Monday, April 29 marked the first time a currently active professional basketball player openly revealed to being a homosexual. Jason Collins, 12-year veteran NBA player, came out to the world in a self-written article for Sports Illustrated that was released Monday.
Players have admitted to being gay in the past, many recently. Center for the Baylor University Brittney Griner and Middle Tennessee’s placekicker Alan Gendreau were both openly gay and have admitted so. Professional athletes such as boxer Orlando Cruz and Billie Jean king are noted for being homosexual.
Significant to this case, is that this is first active player to admit to being gay in a major sport. Never has a NFL, MLB or NHL player admitted to being gay while currently playing for a team. Now an NBA player for the Washington Wizards has openly admitted to being gay.

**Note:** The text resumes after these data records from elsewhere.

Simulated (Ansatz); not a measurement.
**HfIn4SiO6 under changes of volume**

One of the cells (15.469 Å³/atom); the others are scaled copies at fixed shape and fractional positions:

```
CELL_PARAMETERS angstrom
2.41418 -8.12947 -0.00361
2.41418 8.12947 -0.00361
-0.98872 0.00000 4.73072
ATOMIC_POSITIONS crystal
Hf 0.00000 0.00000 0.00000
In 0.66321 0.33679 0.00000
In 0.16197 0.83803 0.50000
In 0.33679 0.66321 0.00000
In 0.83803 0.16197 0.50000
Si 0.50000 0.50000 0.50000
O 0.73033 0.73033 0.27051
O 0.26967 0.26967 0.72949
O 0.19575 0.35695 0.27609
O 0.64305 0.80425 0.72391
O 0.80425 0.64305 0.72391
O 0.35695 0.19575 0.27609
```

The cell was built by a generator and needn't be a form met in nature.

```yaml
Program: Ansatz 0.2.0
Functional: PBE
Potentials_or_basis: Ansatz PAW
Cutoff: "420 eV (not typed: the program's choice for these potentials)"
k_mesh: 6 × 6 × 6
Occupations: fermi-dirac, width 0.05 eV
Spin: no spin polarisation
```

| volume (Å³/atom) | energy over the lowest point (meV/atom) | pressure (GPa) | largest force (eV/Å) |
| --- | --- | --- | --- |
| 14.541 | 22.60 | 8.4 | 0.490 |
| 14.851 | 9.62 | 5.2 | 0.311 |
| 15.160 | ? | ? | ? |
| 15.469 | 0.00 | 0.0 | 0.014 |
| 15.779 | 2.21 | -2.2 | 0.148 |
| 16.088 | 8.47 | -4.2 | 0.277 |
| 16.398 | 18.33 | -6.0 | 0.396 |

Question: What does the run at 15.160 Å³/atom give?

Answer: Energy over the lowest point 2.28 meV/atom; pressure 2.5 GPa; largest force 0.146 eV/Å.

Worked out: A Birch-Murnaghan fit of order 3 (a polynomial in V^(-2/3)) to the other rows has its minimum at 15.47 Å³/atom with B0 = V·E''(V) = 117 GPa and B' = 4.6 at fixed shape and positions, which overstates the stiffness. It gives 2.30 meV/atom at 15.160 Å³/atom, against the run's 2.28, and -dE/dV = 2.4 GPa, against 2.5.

The response has been tremendous. Every show on SportsCenter has addressed it and sports websites across the Web have too. Even President Obama gave Collins a call to commend him on his courage.
Another President called him too, Golden Warrior’s Rick Welts who came out two years ago to the New York Times.
Welts said, “This is one of the last industries where the subject is off limits. Nobody’s comfortable in engaging in a conversation.”
It is a remarkable feat for Collins, and he said the day after, “It’s very humbling to get calls from two Presidents.”
Collins has lifted a huge weight off his shoulders. Emotionally, he said it is relieving. Not even his own brother knew of his homosexuality. His twin brother Jarron Collins had no idea of his brother sexual orientation, but welcomed him with open arms.
“I’m very proud of him and happy. To hold that secret for so long and I asked him how long he felt this way. He said the whole time, so I glad he got the weight off his chest,” said Jarron
Jason Collins was never a start for any team. He was Houston’s 18th pick back in 2001, started his career with the New Jersey Net’s and helped Jason Kidd make it to a conference championship. After seven seasons with the Nets, he played for five different teams, including three with the Hawks and recently a stint with the Boston Celtics.
The starting center doesn’t have particularly flashy numbers. The best season of his career was starting for the Nets in 2004-05. Collins average 6.1 rebounds a game and 6.4 points. His career average for rebounds is 3.6 and 3.8 in points.
Considering the timing of his admission, some reporters including Tony Cornheiser believe this may help him get a roster spot soon. Cornheiser, Pardon the Interruption host, did not suggest Collins did this for that reason. He simply believes this is a sensitive subject and that he will be signed because he is the first openly gay athlete.
Regardless, interesting to me, is the reception he will receive by the fans around the league. Sportscasters as a majority (besides Chris Broussard who said it was a sin on national television), have praised him entirely for his courage. His friends and family have accepted his sexual orientation. Even his teammates, which some believed would reject him, were welcoming of his admission.
Mike Wilbon and Dan Le Batard from ESPN both feel the NBA is the best environment to come out in compared to the other major sports. As outrageous as that sounds, I don’t see the basis for their remarks.
The true sense of reception will be when he plays a game. This will not occur until next season. That being said, fans can be ruthless. They berate players, chant obscenities and are generally rude sometimes. Fans love picking at athlete’s personal lives in the new sports coverage of today. Coverage that pictures who they’re dating and what kind of trouble they’re getting into. I heard once people simply chanting, “Blatche is a rapist,” after he was convicted of assault. Uncalled for remarks are always around. Though people have been admirably accepting now, we can only hope fans won’t ruin this unprecedented moment with foolish remarks.
This is a huge step not only for professional sports, but especially Jason Collins. With this off his chest, he can be himself openly without hiding a huge part of his life. Hopefully his actions will encouraged other closeted athletes to be themselves, regardless of the culture surrounding them.